Qualified Investor Funds (hereinafter “QIFS“) are governed by Act No. 240/2013 Coll., on Investment Companies and Investment Funds (hereinafter the “Act“), which regulates the functioning of fund managers and administrator sand defines the legal entity of the fund, minimum number of investors, requirements for a qualified investor, etc.

QIFs are intended for specific groups of investors, defined by the Act as: (1) institutional investors (state bodies, banks, insurance companies, etc.); and (2) retail investors, who make a declaration that they are aware of the investment risks of a given fund and wherein the amount of paid-in capital or paid-in investment levels are at least:

  • € 125,000, or
  • CZK 1,000,000 if the manager of the fund, after obtaining all necessary information from the retail investor, confirms in writing that the investment product is in agreement with the financial situation, investment objectives and professional knowledge and skills of the investor.

Investment in QIFs requires a minimum of two qualified investors per each fund.

The funds of qualified investors are supervised and regulated by Czech National Bank. The protection of investors is also arranged by depository bank. Besides these institutional control mechanisms there exists also internal audit and compliance control.

Therefore, the funds of qualified investors are transparent, effective and well controlled instrument for investors who have common investment target.
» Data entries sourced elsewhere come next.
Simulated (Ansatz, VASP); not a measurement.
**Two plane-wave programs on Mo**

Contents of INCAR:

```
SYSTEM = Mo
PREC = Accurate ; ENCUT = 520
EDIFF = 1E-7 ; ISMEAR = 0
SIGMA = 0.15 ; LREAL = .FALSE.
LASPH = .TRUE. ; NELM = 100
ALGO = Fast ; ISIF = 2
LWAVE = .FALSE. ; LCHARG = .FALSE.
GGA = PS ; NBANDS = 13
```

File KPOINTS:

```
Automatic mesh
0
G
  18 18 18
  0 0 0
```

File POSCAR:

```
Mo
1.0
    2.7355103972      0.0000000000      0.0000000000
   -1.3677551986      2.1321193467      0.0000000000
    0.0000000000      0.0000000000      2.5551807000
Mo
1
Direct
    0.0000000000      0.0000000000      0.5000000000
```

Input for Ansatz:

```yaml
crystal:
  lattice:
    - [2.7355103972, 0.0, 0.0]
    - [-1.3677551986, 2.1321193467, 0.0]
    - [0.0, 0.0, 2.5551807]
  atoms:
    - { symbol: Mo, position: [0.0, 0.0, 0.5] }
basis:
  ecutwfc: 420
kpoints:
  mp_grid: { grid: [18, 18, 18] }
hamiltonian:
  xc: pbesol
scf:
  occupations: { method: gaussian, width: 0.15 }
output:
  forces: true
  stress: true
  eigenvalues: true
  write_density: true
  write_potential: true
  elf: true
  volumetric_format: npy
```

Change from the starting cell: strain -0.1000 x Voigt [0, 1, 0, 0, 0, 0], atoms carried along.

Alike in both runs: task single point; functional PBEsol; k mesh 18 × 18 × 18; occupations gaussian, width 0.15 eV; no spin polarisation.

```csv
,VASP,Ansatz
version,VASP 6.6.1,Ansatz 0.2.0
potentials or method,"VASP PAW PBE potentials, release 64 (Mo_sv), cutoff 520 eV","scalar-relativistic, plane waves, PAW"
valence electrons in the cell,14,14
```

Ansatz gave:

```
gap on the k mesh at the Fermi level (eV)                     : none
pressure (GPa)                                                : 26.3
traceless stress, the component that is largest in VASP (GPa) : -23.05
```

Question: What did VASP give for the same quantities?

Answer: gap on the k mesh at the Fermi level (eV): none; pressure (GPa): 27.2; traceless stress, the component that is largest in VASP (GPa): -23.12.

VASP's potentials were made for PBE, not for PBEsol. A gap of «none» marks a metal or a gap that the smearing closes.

A QIF is a type of investment fund that is regulated by the Czech National Bank (CNB). Apart from the CNB, other banks permitted to act as depositories can provide protection for the investor. Except for the above-mentioned institutional control mechanisms, the control of an internal auditor and/or compliance officer must be secured to strengthen the protection.

QIFs are a transparent, effective and well-regulated vehicle for investors sharing a specific goal.

The most common QIF investment fund entity, among a wide variety of corporate structures, is a variable capital investment company, known as Societé d´investissement á capital variable (“SICAV”). A SICAV is a specific form of traditional joint-stock company set up to accommodate the requirements of fund investments. A SICAV issues two types of shares: founder shares and investor shares. Founder shares are issued to the originators of the company and are associated with shareholder voting. The holders of founder shares are involved in corporate governance and investment strategies. The holders of investor shares, to the contrary, have no voting power but the liquidity of their shares is high, as the shares can be redeemed. Hence, SICAVs combine the benefits of a common corporation and a flexible investment.

SICAVs can create several sub-funds in order to perform various investment strategies. This potentially reduces the cost of administration; costs related to the issuing of investor shares and the SICAV capital demands, as the capital demands include the demands of the SICAV but do not combine all of the individual sub-funds. The assets and liabilities of a sub-fund are held separately from the SICAV’s capital. SICAVs include the intention to create sub-funds in the company statutes. Each sub-fund can have an independent status. The shares issued under a sub-fund carry the right to participate in the profit or the residual value on dissolution, only with regard to the particular sub-fund and not the entire SICAV.

The bodies governing and operating a SICAV differ from those in regular joint-stock companies. Unlike the Supervisory Board and Board of Directors in corporations, the Management Board is responsible for the management and control of the given SICAV.

The share capital is registered with the Commerical Register to the value of the founders’ shares, not the investors’. Hence, the amount of capital obtained by the issue of investor shares does not affect the value of the registered share capital. In addition, investor shares do not use general procedures to increase and decrease the share capital, which makes the whole process easier, as it does not require compliance with strict formal rules. SICAVs have a duty to publicly announce the subscription of their shares.

These funds requires certain service providers; a Manager, Administrator and Custodian.


According to the Act, the Manager operates as a statutory director. The manager and administrator of an investment management company are regulated by a licence issued by the Czech National Bank. The Manager is required to manage the assets of the fund, including investments within the fund, setting investment plans and strategies and assessing risk profiles.


The Administrator is responsible for all activities that are related to the process of running the investment, such as the purchase and issuing of shares, calculations of the net asset value, bookkeeping, pricing of assets, monitoring compliance with the law, internal auditing, reporting to investors and other subjects (Czech National Bank, Tax Office, Custody, etc.), complaint procedures, responding to inquiries, and payment of taxes, duties, expenses and other financial obligations.


The main task of the Custodian is to protect and safeguard the fund’s assets. The Custodian is a regulated financial institution (bank) or another entity that holds a licence issued by the Czech National Bank permitting it to conduct this activity. The Custodian represents a control body of the fund and monitors the propriety and rightfulness of all transactions and operates on the basis of a custodial service contract. The Custodian oversees shareholders’ transactions, sales and purchases, issuing and trading of assets, tracking of shareholder values, etc. and closely cooperates with the Manager and Administrator of the fund.